API Reference - Telemetry

Core Components

EventMetrics

class EventMetrics

Metrics for a single event execution.

Attributes:

Parameters:
  • event_name – Name of the event

  • task_id – Unique task identifier

  • start_time – Event start timestamp

  • end_time – Event end timestamp

  • status – Execution status (pending/completed/failed)

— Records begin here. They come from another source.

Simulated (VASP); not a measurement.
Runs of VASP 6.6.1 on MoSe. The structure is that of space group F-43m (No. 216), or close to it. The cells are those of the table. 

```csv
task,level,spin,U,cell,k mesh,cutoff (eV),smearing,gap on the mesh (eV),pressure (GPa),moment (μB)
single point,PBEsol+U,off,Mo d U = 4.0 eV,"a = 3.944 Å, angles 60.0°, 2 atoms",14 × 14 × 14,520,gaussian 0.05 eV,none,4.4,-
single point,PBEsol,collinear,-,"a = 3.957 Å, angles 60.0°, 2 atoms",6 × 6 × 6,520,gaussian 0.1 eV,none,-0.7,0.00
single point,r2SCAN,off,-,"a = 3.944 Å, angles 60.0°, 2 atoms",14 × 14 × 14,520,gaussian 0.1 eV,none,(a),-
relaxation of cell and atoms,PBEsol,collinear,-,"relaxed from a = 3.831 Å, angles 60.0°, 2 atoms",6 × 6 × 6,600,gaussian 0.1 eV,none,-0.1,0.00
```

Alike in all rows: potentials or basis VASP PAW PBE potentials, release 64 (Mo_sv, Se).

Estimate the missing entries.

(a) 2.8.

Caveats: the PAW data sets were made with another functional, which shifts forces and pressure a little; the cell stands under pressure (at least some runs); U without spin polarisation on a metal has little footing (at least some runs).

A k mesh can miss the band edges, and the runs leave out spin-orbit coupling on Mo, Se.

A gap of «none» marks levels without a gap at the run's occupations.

  • error – Error message if failed

  • retry_count – Number of retry attempts

  • process_id – Process ID executing the event

Methods:

duration() float

Calculate execution duration in seconds.

NetworkMetrics

class NetworkMetrics

Metrics for a network operation.

Attributes:

Parameters:
  • task_id – Unique task identifier

  • host – Remote host address

  • port – Remote port number

  • start_time – Operation start timestamp

  • end_time – Operation end timestamp

  • bytes_sent – Number of bytes sent

  • bytes_received – Number of bytes received

  • error – Error message if failed

  • operation – Operation type identifier

Methods:

latency() float

Calculate operation latency in seconds.

Telemetry Collection

TelemetryLogger

class TelemetryLogger

Thread-safe telemetry logger for event pipeline monitoring.

Methods:

start_event(event_name: str, task_id: str, process_id: int | None = None)

Record the start of an event execution.

end_event(task_id: str, error: str | None = None)

Record the end of an event execution.

record_retry(task_id: str)

Record a retry attempt for an event.

get_metrics(task_id: str) EventMetrics | None

Get metrics for a specific task.

NetworkTelemetry

class NetworkTelemetry

Thread-safe telemetry for network operations.

Methods:

start_operation(task_id: str, host: str, port: int, operation: str = 'remote_call')

Record the start of a network operation.

end_operation(task_id: str, bytes_sent: int = 0, bytes_received: int = 0, error: str | None = None)

Record the end of a network operation.

get_metrics(task_id: str) NetworkMetrics | None

Get metrics for a specific operation.

get_failed_operations() Dict[str, NetworkMetrics]

Get metrics for all failed operations.

get_slow_operations(threshold_seconds: float = 1.0) Dict[str, NetworkMetrics]

Get metrics for operations that took longer than threshold.

Metrics Publishing

MetricsPublisher

class MetricsPublisher

Base interface for metrics publishing adapters.

Methods:

publish_event_metrics(metrics: EventMetrics)

Publish event metrics to the backend system.

publish_network_metrics(metrics: dict)

Publish network metrics to the backend system.

ElasticsearchPublisher

class ElasticsearchPublisher

Publishes metrics to Elasticsearch.

Parameters:

Parameters:
  • hosts – List of Elasticsearch hosts

  • index_prefix – Prefix for metrics indices

  • **kwargs

    Additional Elasticsearch client options

PrometheusPublisher

class PrometheusPublisher

Exposes metrics for Prometheus scraping.

Parameters:

Parameters:
  • port – Port to expose metrics on

  • addr – Interface address to bind to

  • registry – Custom Prometheus registry

GrafanaCloudPublisher

class GrafanaCloudPublisher

Publishes metrics to Grafana Cloud.

Parameters:

Parameters:
  • api_key – Grafana Cloud API key

  • org_slug – Organization identifier

  • endpoint – Custom API endpoint

CompositePublisher

class CompositePublisher

Publishes metrics to multiple backends simultaneously.

Parameters:

Parameters:

publishers – List of MetricsPublisher instances

Utility Functions

monitor_events(publishers: List[MetricsPublisher] | None = None)

Start monitoring pipeline events and collecting metrics.

get_metrics() str

Get all collected metrics as JSON string.

get_failed_events() list

Get metrics for all failed events.

get_slow_events(threshold_seconds: float = 1.0) List[Dict[str, Any]]

Get metrics for events that took longer than threshold.

get_retry_stats() Dict[str, Any]

Get retry statistics.

get_failed_network_ops() Dict[str, Any]

Get metrics for failed network operations.

get_slow_network_ops(threshold_seconds: float = 1.0) Dict[str, Any]

Get metrics for slow network operations.